If the projected 2016 crops materialize, dried distillers grains will likely go for $100 a ton or less, delivered. 'That's a great value,' he pointed out.

Cows like wet distillers grains, which is good because it tends to increase dry matter intakes. If corn yields match projections, wet distillers will sell 'very, very cheaply' and deserve a place in every diet, Kappelman said.

In addition, a dairyman can contract for distillers grains and pay as he uses it, with no storage or inventory to carry or finance. 'When something is selling at this kind of discount and we don't have to store it, it's worth it,' Kappelman said.

Cotton is not king

Cottonseed is a different story. 'I don't know if there are any more lug nuts to fall off the cottonseed bus this year,' he observed.

For starters, there was a really big reduction in cotton plantings. In 2015, just over 8 million acres of cotton was harvested. Compared to 20 years ago, that's a reduction of more than 80 million acres.

'We have lost a tremendous amount of the cotton industry that will likely never come back,' Kappelman said. 'Cotton's share of fiber consumption has dropped dramatically. We just plain aren't using as much cotton.'

To top it off, the feed had significant quality issues in 2015/2016. When last fall's big Atlantic storm soaked the cotton, the seed sprouted in the bolls and the resulting lint got wet and stinky.

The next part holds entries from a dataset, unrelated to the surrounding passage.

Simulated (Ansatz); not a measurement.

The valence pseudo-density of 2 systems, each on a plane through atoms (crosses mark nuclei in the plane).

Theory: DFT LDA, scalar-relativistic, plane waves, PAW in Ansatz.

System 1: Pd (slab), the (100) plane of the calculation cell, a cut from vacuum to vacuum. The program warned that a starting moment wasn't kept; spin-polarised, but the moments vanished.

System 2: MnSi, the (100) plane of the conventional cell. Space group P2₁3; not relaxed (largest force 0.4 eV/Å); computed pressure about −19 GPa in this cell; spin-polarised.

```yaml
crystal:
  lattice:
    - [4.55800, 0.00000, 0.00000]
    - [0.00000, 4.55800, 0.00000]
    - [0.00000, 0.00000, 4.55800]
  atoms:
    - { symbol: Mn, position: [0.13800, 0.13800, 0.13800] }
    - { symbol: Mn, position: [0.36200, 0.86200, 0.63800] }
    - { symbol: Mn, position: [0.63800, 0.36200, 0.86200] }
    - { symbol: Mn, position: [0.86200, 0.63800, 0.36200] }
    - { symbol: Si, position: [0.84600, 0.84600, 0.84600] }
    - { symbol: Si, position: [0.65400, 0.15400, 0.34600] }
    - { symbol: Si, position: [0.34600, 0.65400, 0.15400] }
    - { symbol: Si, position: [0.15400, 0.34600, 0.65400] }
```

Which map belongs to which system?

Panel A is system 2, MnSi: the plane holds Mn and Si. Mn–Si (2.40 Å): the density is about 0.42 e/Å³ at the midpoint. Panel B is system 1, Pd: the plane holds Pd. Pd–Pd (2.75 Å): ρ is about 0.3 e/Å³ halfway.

'It's the equivalent of smelly gym socks,' Kappelman said. 'We've had numerous loads where you open the door and the smell just plain hits you, and cows don't like smelly gym socks any better than we do.'

Go for gluten

Corn gluten feed is a by-product of making corn syrup, starch and alcohol, but sales of starch and corn syrup are off and manufacturers are not grinding as much, which affects supply and prices.

If projected 2016 crops materialize, wet gluten feed could sell in the $40s per ton, delivered, with dry in the low $100s per ton. 'This is a tremendous buy,' Kappelman said. 'Figure out a way to get it into your diet.'

It is very palatable, works well with higher corn silage diets and is an easy choice for Wisconsin dairies. Along with DDGs, it is usually a 'best feed' buy and more versatile because of its lower fat percentages. 'It really stimulates appetite,' Kappelman noted.

Another noteworthy feed stuff, from the production standpoint, is corn starch, a by-product off the food lines of the wet milling industry. It can be used to fortify poor quality corn and forage, and is easy to add to a TMR. Cows will respond in production immediately if they're short on starch, Kappelman noted.

Looking ahead

Clearly, low cost dairy producers can survive in the current environment, Kappelman said.

Work at getting good margins and feed all the discount feeds that fit in your ration, he advised. Cost out home-grown feeds and replace or shift production, if necessary. Watch inventories and manage for consistent performance.

It is also critical to avoid trying to hit the absolute bottom or top of the market. 'You will have as much success as hitting the casino,' Kappelman quipped.

Instead, look for value and margins and target the upper one-third (or bottom one-third) of the historical market.

'If you consistently do that, you will be a winner and have a wonderful relationship with your banker,' he predicted.